Here’s what nobody mentions: Surya benchmarks used a 1xA6000 (48GB VRAM) compared cost-matched to 28 CPU cores on Tesseract. Translation: it’ll run on CPU, but you’re trading money for time. For a one-off test, CPU is fine. For batch processing 500 invoices, rent the GPU.
This guide walks through installing Surya OCR locally, verifying it works, and fixing the errors that only show up after you’ve already committed.
What You Actually Need
You’ll need Python 3.10+ and PyTorch. Not 3.9. Not 3.8. The official docs list 3.10 as the floor – older Python versions will install but fail at import time with cryptic module errors.

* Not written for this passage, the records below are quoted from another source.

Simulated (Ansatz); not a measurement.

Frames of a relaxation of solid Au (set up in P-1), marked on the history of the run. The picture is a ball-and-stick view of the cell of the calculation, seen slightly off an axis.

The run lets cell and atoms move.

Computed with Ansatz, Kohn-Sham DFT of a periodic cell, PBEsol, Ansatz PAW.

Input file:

If you’re on a Mac or a machine without a GPU, install the CPU version of PyTorch first. The default pip install pulls CUDA builds, which bloat your environment by 2GB for hardware you don’t have.
| Component | Minimum | Recommended |
|---|---|---|
| Python | 3.10 | 3.11+ |
| RAM | 8GB | 16GB+ |
| Disk (models) | 3GB free | 5GB free |
| GPU (optional) | None (CPU works) | 16GB VRAM for batch |
The toolkit requires substantial GPU resources for optimal performance, with recommendations like 16GB VRAM for batch processing according to community benchmarks. But “optimal” and “functional” are different targets.
Install Surya via Pip
One command:
pip install surya-ocr
It pulls dependencies – Pillow, transformers, torch if you skipped it. Model weights will automatically download the first time you run surya. Not during install. During first execution.
This trips people up. You run the install, see “Successfully installed surya-ocr,” then fire a test script and it freezes for four minutes. No progress bar. No log output. Just waiting while 2.8GB of model files download to ~/.cache/huggingface/.
Pro tip: The first run will download models silently – expect 2-4GB and several minutes with no feedback. Don’t kill the process. Check
~/.cache/huggingface/hub/to confirm download activity.
You can verify the install without triggering the download:
pip show surya-ocr
Check the version, location, dependencies. If it shows up, the package landed correctly.
Configure Device Settings (Critical for Mac Users)
Settings are documented in surya/settings.py and can be overridden with environment variables. Your torch device will be automatically detected, but you can override this – for example, TORCH_DEVICE=cuda.
Here’s the part that matters: For text detection, the mps device has a bug (on the Apple side) that may prevent it from working properly. If you’re on Apple Silicon, Surya will auto-detect MPS and try to use it – then silently fail or return empty bounding boxes.
Force CPU mode on Mac:
export TORCH_DEVICE=cpu
Add that to your .zshrc or .bashrc if you’re running Surya regularly. The performance hit is real but the alternative is spending an hour debugging why your M2 Max returns blank output.
On Linux with NVIDIA GPU:
export TORCH_DEVICE=cuda
Verify your device choice worked:
python -c "import torch; print(torch.cuda.is_available())"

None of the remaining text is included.